Sometimes it’s hard to know what that looks like though, so I thought I’d give you a peek inside a piece I recently operated on.
In my recent Coffee + Crumbs essay, “Ode to a Color-Coded Calendar,” it took me a bunch of tries to get the introduction right. Below you’ll see all the various iterations with a few explanations of my thought process and a few suggestions from Cara Stolen, who helped me edit this piece.
I hope this behind-the-scenes look is another helpful reminder that no one gets it exactly right on the first try!
April 6
10:19 a.m.
This was my first draft, and I knew this wasn’t right yet when I typed it. The details weren’t fully formed; the scene needed some meat added on to it. But, I needed to just get the rest of my words out, so I included the key pieces here and made a mental note to come back on my second pass through to round them out and strengthen the introduction:
It’s mid-morning when I sit down at my kitchen table with my various supplies. The sun streams in through the window to my right and my 3-year-old pushes a tractor toward a play apple tree next to me.
I straighten everything in front of me: my cell phone, five fine-tipped dry erase markers, and my white board calendar which has been wiped clean. It’s April 1st, and I’ve got schedules to organize.
April 12
1:15 p.m.
When I came back to strengthen the introduction, I had this idea to insert an actual ode at the beginning and then weave some of that language into the introduction and also call back to it in the conclusion. I thought it would be funny in a sort of hyperbolic way—writing about my calendar as someone else had written about the sun—but I just couldn’t get it to land right:
Whene’er thou shinest bright,
And show thy brilliant light,
The cares I know each day
Silently steal away.
from “Ode to the Sun” by Eloise Bibb Thompson
The sun shines bright through my kitchen window, and I sit down at the table, splaying a handful of supplies in the brilliant light. My three-year-old pushes a tractor toward a plastic apple tree next to me. I straighten everything in front of me: It’s mid-morning when I sit down at my kitchen table with my various supplies. The sun streams in through the window to my right and my 3-year-old pushes a tractor toward a plastic apple tree nearby.

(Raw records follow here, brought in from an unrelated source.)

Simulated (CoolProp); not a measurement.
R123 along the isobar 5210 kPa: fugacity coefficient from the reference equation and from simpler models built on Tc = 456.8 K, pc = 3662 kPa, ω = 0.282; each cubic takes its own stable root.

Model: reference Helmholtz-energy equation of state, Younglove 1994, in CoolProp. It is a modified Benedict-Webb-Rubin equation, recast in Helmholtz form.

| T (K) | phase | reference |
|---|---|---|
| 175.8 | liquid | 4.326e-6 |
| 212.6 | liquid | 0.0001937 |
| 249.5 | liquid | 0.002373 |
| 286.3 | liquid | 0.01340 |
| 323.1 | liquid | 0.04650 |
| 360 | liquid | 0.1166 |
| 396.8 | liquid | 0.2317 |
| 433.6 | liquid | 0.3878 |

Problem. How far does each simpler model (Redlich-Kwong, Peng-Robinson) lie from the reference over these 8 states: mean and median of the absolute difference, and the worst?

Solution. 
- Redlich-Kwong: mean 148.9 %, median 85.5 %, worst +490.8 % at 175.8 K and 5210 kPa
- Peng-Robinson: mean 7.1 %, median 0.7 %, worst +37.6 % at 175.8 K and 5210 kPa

I straighten everything in front of me: my cell ipPhone, five fine-tipped dry erase markers, and my white board calendar which has been wiped clean. —shiny and bright in its own way. It’s April 1st, and I’ve got schedules to organize.
It’s the first of the month. I have schedules to organize.
April 13
2:35 p.m.
I knew I wanted to include the sunshine in this opening scene because it really was so warm and lovely, shining through the window as I sat there, so I scrapped the Eloise Bibb Thompson ode and built this next version around the sunshine, knowing I wanted to end on those two last two beats: “It’s the first of the month. I have schedules to organize.”
Whene’er thou shinest bright,
And show thy brilliant light,
The cares I know each day
Silently steal away.
from “Ode to the Sun” by Eloise Bibb Thompson
The sun shines bright through my kitchen window, and I sit down at the table, splaying a handful of supplies in the brilliant lines of its light. My three-year-old pushes a tractor toward a plastic apple tree next to me. I straighten everything in front of me: my iPhone, five fine-tipped dry erase markers, and my white board calendar which has been wiped clean—shiny and bright in its own way.
It’s the first of the month. I have schedules to organize.
April 19
1:25 p.m.
I sent the previous version to Cara Stolen for a second set of eyes, and she suggested making the introduction clearer and more concise. I added in some movement to put me at the table, but really this version isn’t that much different than the previous:
My hands are full on the short walk from one side of my kitchen to the other. I pass my three-year-old—deep in pretend play with a tractor and a plastic apple tree—on the way to the head of our oval table. The sun shines brightly through the window to my right, and I empty my hands into the warm streams of its light. Splayed in front of me are my iPhone, four fine-tipped dry-erase markers, my white board calendar, and an iced coffee with sweet cream for good measure.
It’s the first of the month. I have schedules to organize.
April 20
8:13 p.m.
I sent it back to Cara who said it still wasn’t there yet—specifically she wanted the first sentence to be stronger. “What if you’re grabbing the calendar off the wall in that first sentence? Or wiping it clean?” she suggested.
Just before I rewrote this final version, I sent Cara the following two texts in rapid succession:
“Why is the beginning of this essay so hard???” (7:45 p.m.)
“Okay wait I may be onto something please hold” (7:52 p.m.)
A few minutes later, she helped me tweak the cadence of the first sentence and then she texted back, “THERE IT IS” at 8:15 p.m.
Here’s where the introduction finally landed:
The warm, morning sun shines brightly through my window, illuminating the freshly wiped white board calendar in front of me, and, at this moment, I wonder if I have ever seen a more beautiful sight.
My three-year-old son sits near me at the kitchen table—deep in pretend play with a tractor and a plastic apple tree. I watch as he fills the tractor up with apples—a trick of a hidden magnet—before I turn my attention back to my own task at hand. Surrounding the calendar, I have assembled a handful of supplies: my iPhone, four fine-tipped dry-erase markers, and an iced coffee with sweet cream for good measure.
It’s the first of the month. I have schedules to organize.